I'm not sure if this question has been asked before. I'm interested in finding textbooks that are "like" Stephen Abbott's Understanding Analysis. The distinctive feature about this textbook is that it motivates the reasoning involved in the proofs prior to presenting the proofs, making the construction behind the proofs seem all the more reasonable.
I'm hoping if other people can list textbooks similar to Abbott's book in other fields of study, algebra, complex analysis etc. The books need not be at a level comparable to that of Abbott's books; the books can be of intermediate-advanced difficulty as well.
This is a late answer ($3$ years late!), but I thought I'd put my two cents in just in case somebody ever stumbles across this question.

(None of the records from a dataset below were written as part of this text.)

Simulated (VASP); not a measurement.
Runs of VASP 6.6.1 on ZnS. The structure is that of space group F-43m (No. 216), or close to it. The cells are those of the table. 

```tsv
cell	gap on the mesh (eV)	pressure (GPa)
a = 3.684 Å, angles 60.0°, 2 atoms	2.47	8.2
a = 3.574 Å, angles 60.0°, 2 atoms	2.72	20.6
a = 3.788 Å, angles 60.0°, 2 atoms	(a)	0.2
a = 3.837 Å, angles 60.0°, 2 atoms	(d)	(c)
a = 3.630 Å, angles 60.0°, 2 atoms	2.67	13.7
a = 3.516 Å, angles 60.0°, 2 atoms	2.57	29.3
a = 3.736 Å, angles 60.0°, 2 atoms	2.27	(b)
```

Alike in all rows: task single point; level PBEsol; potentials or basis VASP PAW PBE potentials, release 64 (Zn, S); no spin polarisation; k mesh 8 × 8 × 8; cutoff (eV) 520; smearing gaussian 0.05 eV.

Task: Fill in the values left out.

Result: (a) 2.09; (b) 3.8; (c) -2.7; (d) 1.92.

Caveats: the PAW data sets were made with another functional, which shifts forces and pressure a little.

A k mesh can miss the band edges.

One book that matches your description perfectly (and, I'd argue, is even more successful at what it does than Abbott's) is Michael Sipser's Introduction to the Theory of Computation. Instead of assuming the definition-theorem-proof structure standard in mathematical literature, Sipser splits his proofs into two parts: a "Proof Idea", which explains the motivation behind each proof and fleshes out the details, followed by the condensed Proof to provide the rigorous formalism.
Exercises are similarly segmented: each chapter is followed by an "Exercises" section, providing the student with an opportunity to practice basic computations and apply the learned definitions to some elementary results, and a "Problems" section, which compiles more challenging results. As is standard, some important theorems that the main text couldn't accommodate are relegated to the Problems section. The book is perfectly linear and the level of understanding demanded throughout is very even.
Perhaps the only piece of critism I can think of for this book is that it isn't advanced enough. But (in case of persisting interest) this is easily rectified by following it up with a more advanced text.